How Data ONTAP monitors disk performance and health
Data ONTAP continually monitors disks to assess their performance and health. When Data ONTAP encounters certain errors or behaviors from a disk, it takes the disk offline temporarily or takes the disk out of service to run further tests.
More information
What happens when Data ONTAP takes disks offline
Data ONTAP temporarily stops I/O activity to a disk and takes a disk offline when Data ONTAP is updating disk firmware in background mode or when disks become non-responsive. While the disk is offline, Data ONTAP performs a quick check on it to reduce the likelihood of forced disk failures.
How Data ONTAP reduces disk failures using Rapid RAID Recovery
When Data ONTAP determines that a disk has exceeded its error thresholds, Data ONTAP can perform Rapid RAID Recovery by removing the disk from its RAID group for testing and, if necessary, failing the disk. Spotting disk errors quickly helps prevent multiple disk failures and allows problem disks to be replaced.

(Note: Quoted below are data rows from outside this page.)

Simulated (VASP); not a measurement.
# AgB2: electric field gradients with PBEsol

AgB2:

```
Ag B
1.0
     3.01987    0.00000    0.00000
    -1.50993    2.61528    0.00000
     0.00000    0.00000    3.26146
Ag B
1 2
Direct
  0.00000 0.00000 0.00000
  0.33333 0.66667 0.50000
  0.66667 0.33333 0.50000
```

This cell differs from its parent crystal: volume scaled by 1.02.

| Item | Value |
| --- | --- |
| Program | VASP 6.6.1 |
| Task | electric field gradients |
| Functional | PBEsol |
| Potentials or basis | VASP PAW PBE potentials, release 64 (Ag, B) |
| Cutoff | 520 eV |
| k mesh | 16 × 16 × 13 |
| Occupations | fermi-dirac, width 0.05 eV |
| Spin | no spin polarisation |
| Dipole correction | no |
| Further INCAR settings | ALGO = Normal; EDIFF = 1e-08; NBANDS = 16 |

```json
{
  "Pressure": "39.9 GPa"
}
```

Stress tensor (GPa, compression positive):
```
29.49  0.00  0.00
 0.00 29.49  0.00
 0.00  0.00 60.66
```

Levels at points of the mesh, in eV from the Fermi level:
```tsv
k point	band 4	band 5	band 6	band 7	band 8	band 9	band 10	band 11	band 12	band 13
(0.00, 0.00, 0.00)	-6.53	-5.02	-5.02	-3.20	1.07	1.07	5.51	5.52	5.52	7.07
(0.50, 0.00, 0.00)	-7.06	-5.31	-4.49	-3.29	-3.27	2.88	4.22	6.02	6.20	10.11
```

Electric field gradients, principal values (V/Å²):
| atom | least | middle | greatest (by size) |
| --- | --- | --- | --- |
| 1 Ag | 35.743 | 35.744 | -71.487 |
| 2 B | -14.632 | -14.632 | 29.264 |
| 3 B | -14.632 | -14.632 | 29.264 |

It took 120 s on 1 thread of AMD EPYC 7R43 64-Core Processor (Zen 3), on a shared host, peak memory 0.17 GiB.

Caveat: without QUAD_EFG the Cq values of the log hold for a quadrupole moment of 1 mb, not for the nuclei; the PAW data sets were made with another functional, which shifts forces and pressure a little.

How the maintenance center works
When a disk is in the maintenance center, it is subjected to a number of tests. If the disk passes all of the tests, it is redesignated as a spare. Otherwise, Data ONTAP fails the disk.
When Data ONTAP can put a disk into the maintenance center
When Data ONTAP detects certain disk errors, it tries to put the disk into the maintenance center for testing. Certain requirements must be met for the disk to be put into the maintenance center.
How Data ONTAP uses continuous media scrubbing to prevent media errors
The purpose of the continuous media scrub is to detect and correct media errors in order to minimize the chance of storage system disruption due to a media error while a storage system is in degraded or reconstruction mode.